In a large skillet, cook bacon on medium heat until nice and crispy. Remove bacon from pan and place on a paper towel lined plate. Set aside until cool, then crumble. Reserve bacon grease.
In the same skillet, cook hashbrowns in bacon grease on medium, for 6-10 minutes. Flip halfway through and season with 1/2 tsp salt and 1/4 tsp black pepper
When hashbrowns are crispy and cooked through, remove from heat and set aside
In a small bowl, whisk eggs and milk until combined
In a separate skillet, melt butter on medium-low. Add onion and cook 2-3 minutes until translucent. Then add garlic and cook 1 minute, until fragrant.
Pour in scrambled egg mixture. Season with remaining spices and cook eggs until set and scrambled, about 3-5 minutes.

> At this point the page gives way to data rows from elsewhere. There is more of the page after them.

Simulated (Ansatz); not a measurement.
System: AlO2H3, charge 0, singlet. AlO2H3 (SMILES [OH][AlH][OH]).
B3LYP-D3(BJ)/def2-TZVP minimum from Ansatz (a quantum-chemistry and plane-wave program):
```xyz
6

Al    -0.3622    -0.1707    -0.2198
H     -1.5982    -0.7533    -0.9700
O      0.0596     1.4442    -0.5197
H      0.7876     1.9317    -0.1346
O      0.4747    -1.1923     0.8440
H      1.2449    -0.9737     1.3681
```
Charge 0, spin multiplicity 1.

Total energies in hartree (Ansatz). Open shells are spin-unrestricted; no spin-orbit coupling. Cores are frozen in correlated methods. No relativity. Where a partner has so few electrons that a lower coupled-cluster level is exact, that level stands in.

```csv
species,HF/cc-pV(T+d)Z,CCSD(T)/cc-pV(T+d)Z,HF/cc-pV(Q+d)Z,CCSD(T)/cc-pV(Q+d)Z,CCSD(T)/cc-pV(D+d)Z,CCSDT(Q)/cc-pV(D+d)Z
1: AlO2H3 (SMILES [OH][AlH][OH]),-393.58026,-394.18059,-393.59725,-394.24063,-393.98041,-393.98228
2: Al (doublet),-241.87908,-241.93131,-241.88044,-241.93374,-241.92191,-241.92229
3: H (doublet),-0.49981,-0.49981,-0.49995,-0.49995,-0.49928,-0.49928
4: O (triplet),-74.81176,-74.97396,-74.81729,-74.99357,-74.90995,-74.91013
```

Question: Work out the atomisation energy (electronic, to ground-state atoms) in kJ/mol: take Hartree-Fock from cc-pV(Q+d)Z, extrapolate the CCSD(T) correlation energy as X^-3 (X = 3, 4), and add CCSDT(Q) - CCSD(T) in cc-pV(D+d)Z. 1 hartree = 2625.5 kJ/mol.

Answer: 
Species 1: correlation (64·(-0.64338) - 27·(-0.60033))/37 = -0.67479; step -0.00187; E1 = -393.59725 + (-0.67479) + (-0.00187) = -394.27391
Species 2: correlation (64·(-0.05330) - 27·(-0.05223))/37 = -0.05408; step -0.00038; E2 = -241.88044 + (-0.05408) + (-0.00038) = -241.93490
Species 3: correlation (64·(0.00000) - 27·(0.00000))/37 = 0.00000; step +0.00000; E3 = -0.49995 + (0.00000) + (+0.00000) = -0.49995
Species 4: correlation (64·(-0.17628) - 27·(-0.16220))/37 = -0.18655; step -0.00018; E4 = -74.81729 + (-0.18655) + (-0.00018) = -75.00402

In a medium bowl add scrambled eggs, shredded cheddar, crumbled bacon, hashbrowns, hot sauce, and cilantro, mix well to combine
Evenly divide mixture among 4 tortillas and wrap into burritos
Wipe bacon grease out of skillet with a paper towel, leaving a bit of the grease behind. Toast burritos on medium-high heat for a couple minutes, flipping to ensure even browning
Serve Breakfast Burritos hot or allow to cool completely, and place in the refrigerator for 3-5 days. They can also be stored in an airtight container and frozen up to 3 months!